The veteran head of Mexico's stock exchange, Luis Tellez, has announced his resignation and will step down from the start of next year.

The former minister and member of Mexico's new sovereign fund plans to "dedicate himself to new projects", according to a statement. Mr Tellez declined to comment immediately on Tuesday on why he was quitting.

It is not yet clear who will take over as bourse chief, a position Mr Tellez has held since 2009. Under his stewardship, the stock market has developed a flourishing market in so-called Fibras, akin to real estate investment trusts, or REITS, and has just joined the MILA bourse tie-up with Chile, Peru and Colombia.

From 2008 to 2013, ebitda rose at an annual compound rate of 15.6 per cent to 1.1bn pesos and the stock market's share price has risen nearly 300 per cent. The bourse's market capitalisation surged to 16.5bn pesos as of October 17 from 6.2bn in May 2009.
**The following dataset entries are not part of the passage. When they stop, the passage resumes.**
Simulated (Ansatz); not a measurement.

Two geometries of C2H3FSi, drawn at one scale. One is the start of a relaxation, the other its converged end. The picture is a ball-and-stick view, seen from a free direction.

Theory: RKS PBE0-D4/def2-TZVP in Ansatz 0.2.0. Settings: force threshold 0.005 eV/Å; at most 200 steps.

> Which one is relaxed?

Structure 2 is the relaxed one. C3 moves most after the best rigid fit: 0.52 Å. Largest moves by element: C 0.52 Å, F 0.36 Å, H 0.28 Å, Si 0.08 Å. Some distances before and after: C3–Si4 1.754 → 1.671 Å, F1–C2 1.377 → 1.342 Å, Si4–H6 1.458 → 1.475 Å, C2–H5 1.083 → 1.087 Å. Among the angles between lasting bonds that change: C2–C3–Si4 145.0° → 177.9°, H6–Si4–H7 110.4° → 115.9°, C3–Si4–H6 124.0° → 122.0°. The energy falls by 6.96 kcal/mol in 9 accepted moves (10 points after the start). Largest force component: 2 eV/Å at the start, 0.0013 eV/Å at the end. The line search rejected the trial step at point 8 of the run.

Mr Tellez's new position at the sovereign fund, which will manage oil revenues, raised questions of a possible conflict of interest since Mr Tellez sits on the board of Sempra Energy.

However, in a lawsuit brought by billionaire businessman Ricardo Salinas against Mr Tellez, Grupo Salinas sought compensation for statements by the stock market chief that, it alleged, caused moral damage following changes to bourse methodology that could exclude the group from the benchmark IPC index. In April, a Mexico City court upheld the case against Mr Tellez, which he had tried to appeal. At that time the stock market insisted that the ruling did not mean he had to leave.

According to stock exchange data, during his tenure the number of trades has increased tenfold, and the amount traded has also grown up to eight times.Financing via the stock market has risen to nearly 800bn pesos in 2013, from 581bn in 2008.